Footy Fix: The Pies are fast, furious, fearless and fantastically coached - everything Fremantle aren't
Collingwood's tally of 34 inside 50s on Thursday night against Fremantle is the equal second-lowest by any team this year. It's the same amount…
September 15th, 2011, was the day Fremantle at least temporarily became a serious Football club.
After making finals in 2010, the then Dockers coach Mark Harvey had led the club to a disappointing 11th place the following season, and then a bombshell occurred. Unbeknownst to just about everyone in the industry at the time, Harvey was unceremoniously dumped and replaced by Ross Lyon.
It was brutal, only earlier in that day, Harvey had been at a breakfast where he was talking about the side’s upcoming 2012 season. Many people thought this was unfair and not the way to treat people, but ultimately, AFL is a results-based business, and the decision was the correct one.
History will tell you this didn’t quite deliver the ultimate success, but four consecutive finals series in four years suggests it was the right decision. Ultimately, Lyon himself would be dumped in 2019, after four more years of missing finals, but whilst his Freo tenure ended in failure, the start of it was ruthless and brilliant, and almost delivered Freo its first premiership in 2013, if not for some woeful Nat Fyfe and Hayden Ballantyne inaccuracy.
However, this article isn’t about the past; it’s about the present, and 2025 Fremantle couldn’t feel further away from the ruthless streak that propelled Freo to the finals in 2012-15. Lyon used an “anywhere, anytime” mantra that saw Freo win finals away in Geelong and Melbourne, but this current iteration simply cannot win under any pressure, and the current coach is at the forefront of it.

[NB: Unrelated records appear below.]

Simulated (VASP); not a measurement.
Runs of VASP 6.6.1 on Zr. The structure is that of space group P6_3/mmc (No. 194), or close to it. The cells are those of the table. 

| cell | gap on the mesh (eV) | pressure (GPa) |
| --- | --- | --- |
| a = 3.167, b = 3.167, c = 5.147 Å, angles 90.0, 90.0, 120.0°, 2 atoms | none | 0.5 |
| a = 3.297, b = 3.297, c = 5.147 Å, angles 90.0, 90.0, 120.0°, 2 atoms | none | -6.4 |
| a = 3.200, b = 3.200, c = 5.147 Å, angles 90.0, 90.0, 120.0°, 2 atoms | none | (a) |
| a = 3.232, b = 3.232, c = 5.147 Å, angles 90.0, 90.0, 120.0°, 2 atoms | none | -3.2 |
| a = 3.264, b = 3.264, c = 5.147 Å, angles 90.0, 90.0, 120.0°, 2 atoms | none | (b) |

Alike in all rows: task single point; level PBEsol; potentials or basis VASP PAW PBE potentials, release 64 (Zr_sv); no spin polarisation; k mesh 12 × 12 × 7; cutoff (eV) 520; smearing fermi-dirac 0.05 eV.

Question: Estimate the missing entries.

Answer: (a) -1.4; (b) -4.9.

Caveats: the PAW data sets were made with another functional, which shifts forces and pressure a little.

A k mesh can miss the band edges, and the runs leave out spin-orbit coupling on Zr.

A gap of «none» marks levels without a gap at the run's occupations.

Saturday’s loss to Melbourne was the final straw for me. Current coach Justin Longmuir is in his sixth season as coach, and this loss typified his entire tenure. Fremantle were heavy favourites against a winless side under significant pressure; it was a game the club simply had to win, and on paper should’ve done comfortably.
But games aren’t won on paper, and Melbourne followed the simple blueprint to beat this Dockers side – apply significant pressure, and this mentally weak side will falter. It happened again, just as it did several times last year.
Patrick Voss of the Dockers. (Photo by Mark Brake/Getty Images)
With four rounds to go last season, Freo only needed one win to lock their spot in the top eight – they lost all four games from winning positions, including a humiliating capitulation against Essendon, and losses under 10 points against Geelong and GWS.
This is a side that doesn’t step up when it counts. When the moment is there, this club fails, and as a supporter, I’m utterly sick of seeing the same story occur over and over. Already this season, one in which outside media had significantly pumped up Freo’s tyres pre-season, they’ve lost two games from winnable positions – against an injury-hit Sydney and a previously winless Melbourne.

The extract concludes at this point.